Building Beyond is an ongoing series of conversations about how much fun worldbuilding can be. Building a world doesn’t have to be hard or scary. Let’s give it a try, together.
Between birth and death, every person is guaranteed to encounter three monsters.
dave ring is a queer writer of speculative fiction living in Washington, DC. He is the author of The Hidden Ones (2021, Rebel Satori Press) and numerous short stories. He is also the publisher and managing editor of Neon Hemlock Press, and the co-editor of Baffling Magazine. dave is the editor of the anthology Unfettered Hexes: Queer Tales of Insatiable Darkness, which comes out later this month. Find him online at www.dave-ring.com or @slickhop on Twitter.
Everyone gets three monsters. That’s the rule. More of a curse, right? But we can call it a rule to be polite.
Of course, if you die real young, or suddenly, the funerals will get a little peculiar. But you’ll figure that out.
The first two usually show up before you turn sixteen. They could be anything. And they are. Clever aswang and terrifying banshees, slobbering loup-garou and violent hitchhikers... all the worst parts of the stories we tell each other by the campfire. Usually you get the first from whatever folklore you heard the most growing up, or maybe a proximal monster if you’re close to the home of a local cryptid (think Mothman or the like). The second you usually have to Google. They like to surprise you with that second one.
If I wasn’t clear, you do have to beat them, somehow. Sometimes that gets a little stabby, but other times it’s more like high-stakes trivia or a dreaded riddle. Although now that everyone sort of expects a riddle we’ve seen a shift back towards the murdery classics.
Anyway, the third monster, in my opinion, is the worst. The third monster is always the version of yourself that you’re most afraid of. And that gets tricky.
See, monsters one and two could show up in the middle of work, during your SATs, during a doctor appointment—but these days insurance covers basically all of those disruptions, so it’s mostly a hassle. And sometimes you’re conveniently in the right place for what needs to happen next—you finish with your OB-GYN and then get wheeled down the hall so you can get stitches for the gouges left behind from the chupacabra attack. Happy days! Sure, there’s occasionally a little confusion, as one might expect, say if two people who are still expecting monsters get visited by a killer clown or a vengeance-bound ghost. We’ve seen some pushback due to this—more homeschooling, etc. But school protocols have only improved since the early mishaps, and now many countries have instituted protocols for every teacher to complete a certification in monster target assessment as part of their onboarding.

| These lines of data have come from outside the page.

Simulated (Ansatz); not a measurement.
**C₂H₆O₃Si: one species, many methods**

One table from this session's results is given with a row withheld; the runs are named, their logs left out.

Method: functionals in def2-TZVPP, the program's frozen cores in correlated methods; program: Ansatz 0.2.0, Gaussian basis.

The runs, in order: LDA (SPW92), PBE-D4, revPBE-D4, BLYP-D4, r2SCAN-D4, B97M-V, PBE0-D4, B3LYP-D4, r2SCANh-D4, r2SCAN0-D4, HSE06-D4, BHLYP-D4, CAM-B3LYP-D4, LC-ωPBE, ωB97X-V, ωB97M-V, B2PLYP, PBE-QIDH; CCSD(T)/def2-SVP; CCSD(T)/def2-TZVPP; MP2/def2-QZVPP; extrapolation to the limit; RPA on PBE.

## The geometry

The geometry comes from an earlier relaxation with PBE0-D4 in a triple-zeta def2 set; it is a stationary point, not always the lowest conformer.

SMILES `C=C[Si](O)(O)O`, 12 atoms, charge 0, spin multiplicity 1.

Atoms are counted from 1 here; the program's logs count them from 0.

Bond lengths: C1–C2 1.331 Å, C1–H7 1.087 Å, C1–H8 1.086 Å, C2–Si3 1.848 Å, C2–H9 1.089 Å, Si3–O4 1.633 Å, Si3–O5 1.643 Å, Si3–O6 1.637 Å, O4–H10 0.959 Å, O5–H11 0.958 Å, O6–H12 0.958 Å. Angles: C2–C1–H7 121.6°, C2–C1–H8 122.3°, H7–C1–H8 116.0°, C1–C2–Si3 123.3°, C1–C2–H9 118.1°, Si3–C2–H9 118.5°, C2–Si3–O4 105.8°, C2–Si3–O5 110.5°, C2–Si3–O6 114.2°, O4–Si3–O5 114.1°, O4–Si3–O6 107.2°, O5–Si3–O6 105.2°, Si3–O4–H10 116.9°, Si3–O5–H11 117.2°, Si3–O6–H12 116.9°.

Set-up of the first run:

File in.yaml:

But monster three, your doppelganger, always comes when you’re alone. And it could show up any time it damn well feels like. No one can ever talk about it afterward—there’s a compulsion against it or something—but sometimes you can tell, like, by the way someone uses their personal day. But after that, it’s sort of everyone’s best guess who they’re talking to afterward. Did your cousin always suck or is this the monster version? Who knows.
I’m still waiting for mine. The big question I have about monster three is, what if that version of yourself is just...better? The boogie man was impressive, yes, but I was a triathlete in peak form. I survived the rakshasa with a lot of coaching even though I suck at backgammon. But monster three?
What if this doppelganger shows up, takes me out, and no one notices? Or worse, I get arm-wrestled out of existence and then a quiet consensus just builds up amongst everyone I know, like, hey, dave is sorta….cooler now, right?
That scares the shit out of me.
Steve Shell is a storyteller, writer, and poet living in Asheville, NC. He is one of the founders of DeepNerd Media and a co-creator of Old Gods of Appalachia.
A person will meet their first monster when they are very young. Possibly before they are old enough to sleep alone. I saw mine whilst trying to sleep on the edge of my Mamaw's bed when I was three years old. She sat in the chair by Mamaw Edith's sewing machine and was working at something in her hands. She was not there to see me. She fiddled and worked with whatever it was in her brittle, bird-boned fingers and never seemed pleased with whatever it was. She was a monster though and she was not afraid to let me know that she was real. Her hands and feet were not clear to me in the pale light that leaked in around a tightly drawn shade from the porch outside, but I knew they were claws, or talons or whatever children think the chickens in the neighbor's back yard that terrify them have on their feet. Knives, perhaps. She never spoke to me or told me why she was there, she just sat and fidgeted and did not move from the chair. I would eventually fall asleep and she would be gone when I woke up. She would be there every night until I was old enough to sleep on my own.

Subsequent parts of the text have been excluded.